Home > Blockchain >  Issues with extracting 1 column from https://www.sbstransit.com.sg/fares-and-concessions
Issues with extracting 1 column from https://www.sbstransit.com.sg/fares-and-concessions

Time:01-30

I tried using web scarping to extract only one column from this websitebut could not extract succesfully

df = pd.read_html('https://www.sbstransit.com.sg/fares-and-concessions')
df
from urllib.request import urlopen
# from Beautifulsoup4 import BeautifulSoup
# or if you're using BeautifulSoup4:
from bs4 import BeautifulSoup

soup = BeautifulSoup(urlopen('https://www.sbstransit.com.sg/fares-and-concessions').read())

for row in soup('table', {'class': 'spad'})[0].tbody('tr'):
    tds = row('td')
    print(tds[0].string, tds[1].string)

I seriously need help,been trying this for hours already, its so hard just to extract 1 column :[

CodePudding user response:

What about using pandas.read_html and selecting needed table by index from list of tables:

pd.read_html('https://www.sbstransit.com.sg/fares-and-concessions', header=1)[1]

and to get only results from the column:

pd.read_html('https://www.sbstransit.com.sg/fares-and-concessions', header=1)[1]['DTL/NEL']

CodePudding user response:

What you have to do is navigate through the web site try this

from urllib.request import urlopen
from bs4 import BeautifulSoup

soup = BeautifulSoup(urlopen('https://www.sbstransit.com.sg/fares-and-concessions').read())

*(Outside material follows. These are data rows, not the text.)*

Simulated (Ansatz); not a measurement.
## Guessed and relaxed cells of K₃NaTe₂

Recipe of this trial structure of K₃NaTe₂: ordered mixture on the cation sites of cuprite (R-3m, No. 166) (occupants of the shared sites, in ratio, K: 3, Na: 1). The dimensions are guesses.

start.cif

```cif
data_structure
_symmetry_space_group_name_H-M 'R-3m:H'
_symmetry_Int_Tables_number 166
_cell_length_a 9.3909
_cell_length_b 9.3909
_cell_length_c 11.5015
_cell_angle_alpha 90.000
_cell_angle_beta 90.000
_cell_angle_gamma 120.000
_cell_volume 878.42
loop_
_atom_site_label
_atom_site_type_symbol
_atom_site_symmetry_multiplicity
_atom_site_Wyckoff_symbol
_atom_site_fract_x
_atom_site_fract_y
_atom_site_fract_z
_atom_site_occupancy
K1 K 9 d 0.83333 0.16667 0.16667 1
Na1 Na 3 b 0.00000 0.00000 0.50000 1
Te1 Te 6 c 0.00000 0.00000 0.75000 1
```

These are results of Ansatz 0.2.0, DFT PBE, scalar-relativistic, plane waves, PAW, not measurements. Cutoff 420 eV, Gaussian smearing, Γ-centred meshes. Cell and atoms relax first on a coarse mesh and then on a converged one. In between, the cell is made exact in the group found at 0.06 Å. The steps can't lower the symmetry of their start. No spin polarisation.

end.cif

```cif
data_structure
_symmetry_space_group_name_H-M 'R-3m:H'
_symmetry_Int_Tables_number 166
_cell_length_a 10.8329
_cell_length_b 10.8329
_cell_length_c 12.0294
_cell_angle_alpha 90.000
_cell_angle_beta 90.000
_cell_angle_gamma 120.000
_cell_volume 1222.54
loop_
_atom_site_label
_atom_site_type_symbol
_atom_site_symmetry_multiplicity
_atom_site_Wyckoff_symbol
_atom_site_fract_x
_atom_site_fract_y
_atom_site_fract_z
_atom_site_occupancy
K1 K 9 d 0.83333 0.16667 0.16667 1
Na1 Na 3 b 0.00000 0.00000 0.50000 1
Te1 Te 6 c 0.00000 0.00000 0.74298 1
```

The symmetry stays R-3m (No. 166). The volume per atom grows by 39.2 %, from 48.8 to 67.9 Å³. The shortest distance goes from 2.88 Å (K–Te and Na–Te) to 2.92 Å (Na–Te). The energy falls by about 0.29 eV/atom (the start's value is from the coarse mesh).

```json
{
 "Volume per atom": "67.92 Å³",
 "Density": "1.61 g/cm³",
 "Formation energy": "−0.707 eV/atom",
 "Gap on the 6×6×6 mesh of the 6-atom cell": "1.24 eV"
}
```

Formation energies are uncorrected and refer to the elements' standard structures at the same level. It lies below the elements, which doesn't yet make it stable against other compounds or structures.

# get the first table body on the accordion
table = soup("ul", id="accordion")[0].li.table.tbody

for row in table("tr"):
    # get the 7th columm of each row
    print(row("td")[6].text)

I prefer to use scrapy we use it in my job, but if your are going to start on web scraping I recommend you to learn xpath it will help you to navigate.

  • Related